Lillian Disney said Walt was obsessed with being first. He had made the first animated film with sound, and the first in color. On the heels of his greatest success, he decided to try something more challenging and more costly than anything before in animation: a feature-length movie. Walt and Roy came up with an estimate of $500,000.
The estimate was low.
But Disney had tremendous resources at his disposal. His studio employed almost 200 people. Mickey Mouse had become a brand unto himself. Herman Kamen, who had joined the studio in 1933 as a promoter and merchandise developer, licensed Mickey’s image to some of the country’s largest and most prestigious companies and helped create and sell a flood of Mickey Mouse products, including the famous eared cap. In 1934, the studio took in $35 million in merchandise sales, plus another $200,000 in licensing fees. The next year, the animated mouse appeared plumper on screen and also more refined – his movements were sleeker; his eyes wider, and more soulful.
Disney got lots of encouragement when he started thinking about a full-length animated feature. Homer’s Iliad and Odyssey were suggested, as well as Gulliver’s Travels. Mary Pickford at United Artists lobbied for a version of Alice in Wonderland that would combine live-action with animation and even offered to put up the money to make it happen. But Disney had made up his mind to go with Snow White.
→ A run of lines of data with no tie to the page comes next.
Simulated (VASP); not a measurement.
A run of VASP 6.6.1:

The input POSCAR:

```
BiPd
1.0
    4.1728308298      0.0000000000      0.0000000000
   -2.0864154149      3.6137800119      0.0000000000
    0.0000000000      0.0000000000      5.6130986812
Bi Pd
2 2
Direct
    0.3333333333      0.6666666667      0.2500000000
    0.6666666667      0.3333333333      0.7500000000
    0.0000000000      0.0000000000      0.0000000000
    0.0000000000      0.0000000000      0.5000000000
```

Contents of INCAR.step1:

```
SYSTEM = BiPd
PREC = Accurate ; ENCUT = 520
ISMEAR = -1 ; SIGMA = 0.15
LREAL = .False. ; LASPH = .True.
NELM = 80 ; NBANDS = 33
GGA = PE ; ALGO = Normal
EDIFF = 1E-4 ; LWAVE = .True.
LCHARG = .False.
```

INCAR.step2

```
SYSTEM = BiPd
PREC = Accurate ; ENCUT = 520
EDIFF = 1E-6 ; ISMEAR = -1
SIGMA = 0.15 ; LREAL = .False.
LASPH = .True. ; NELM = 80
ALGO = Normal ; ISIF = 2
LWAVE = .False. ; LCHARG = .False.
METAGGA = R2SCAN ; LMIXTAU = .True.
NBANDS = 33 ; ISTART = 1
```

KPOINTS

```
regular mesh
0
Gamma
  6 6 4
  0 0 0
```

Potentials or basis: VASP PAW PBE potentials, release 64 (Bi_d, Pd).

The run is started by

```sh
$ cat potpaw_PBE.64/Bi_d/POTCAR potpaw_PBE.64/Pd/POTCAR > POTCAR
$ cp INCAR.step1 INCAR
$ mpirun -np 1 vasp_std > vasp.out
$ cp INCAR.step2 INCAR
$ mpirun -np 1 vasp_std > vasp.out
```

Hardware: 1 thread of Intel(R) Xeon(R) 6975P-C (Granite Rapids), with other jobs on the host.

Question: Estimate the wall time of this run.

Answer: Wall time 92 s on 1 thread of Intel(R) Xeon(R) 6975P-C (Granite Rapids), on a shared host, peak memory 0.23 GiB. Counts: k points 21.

Snow White was a German folk story published in 1812 in Grimms’ Fairy Tales . The original story is macabre and unsettling. It begins with blood: A queen accidentally pricks her finger with a needle while sewing near an open window and her blood drips onto fresh snow on the windowsill. Fascinated by this stark tableau, the queen tells herself, “Oh how I wish that I had a daughter that had skin as white as snow, lips as red as blood, and hair as black as ebony.” Later, she does, and names the girl Snow White. But the gentle queen dies, and the king remarries a new queen obsessed with being the most beautiful woman in the kingdom. She owns a magic mirror that she consults about this regularly. Always, the mirror informs her that she is the “fairest in the land.” But when Snow White grows up, the mirror delivers the shocking news that while the queen remains the “fairest in the land,” Snow White has become “a thousand times more beautiful than you.”
Enraged, the wicked queen orders a huntsman to take Snow White into the forest, kill her, and return with the girl’s liver and lungs. But the huntsman cannot bring himself to kill Snow White, who flees deeper into the woods. Instead, he kills a boar and brings its liver and lungs to the queen. She has them cooked for her dinner. Snow White, meanwhile, is taken in by a band of dwarfs.
The queen takes matters into her own hands when the magic mirror reveals that Snow White still lives. She disguises herself, finds Snow White and makes several attempts on her life. She dresses as a peddler, and offers Snow White a lace bodice. She cinches it so tightly that Snow White faints. Snow White is saved at the last minute by the dwarfs. The queen then persuades Snow White to take a bite from a poisoned apple. Snow White falls into a deep sleep, and this time, the dwarfs cannot wake her. Thinking she is dead, the dwarfs place her in a glass coffin, where they can still gaze upon her eternal beauty.
Snow White remains in her coffin until a handsome prince happens by and falls in love with her. He begs the dwarfs to let him take her coffin away. When he does, a piece of apple is dislodged from Snow White’s throat, and she awakens. In time they plan their wedding, and the wicked queen is among the invited guests, unaware the bride-to-be is Snow White. When the queen is discovered, she is thrust into a pair of iron shoes, heated to glowing red and is forced dance as the flesh is seared from her feet. In agony, she falls dead.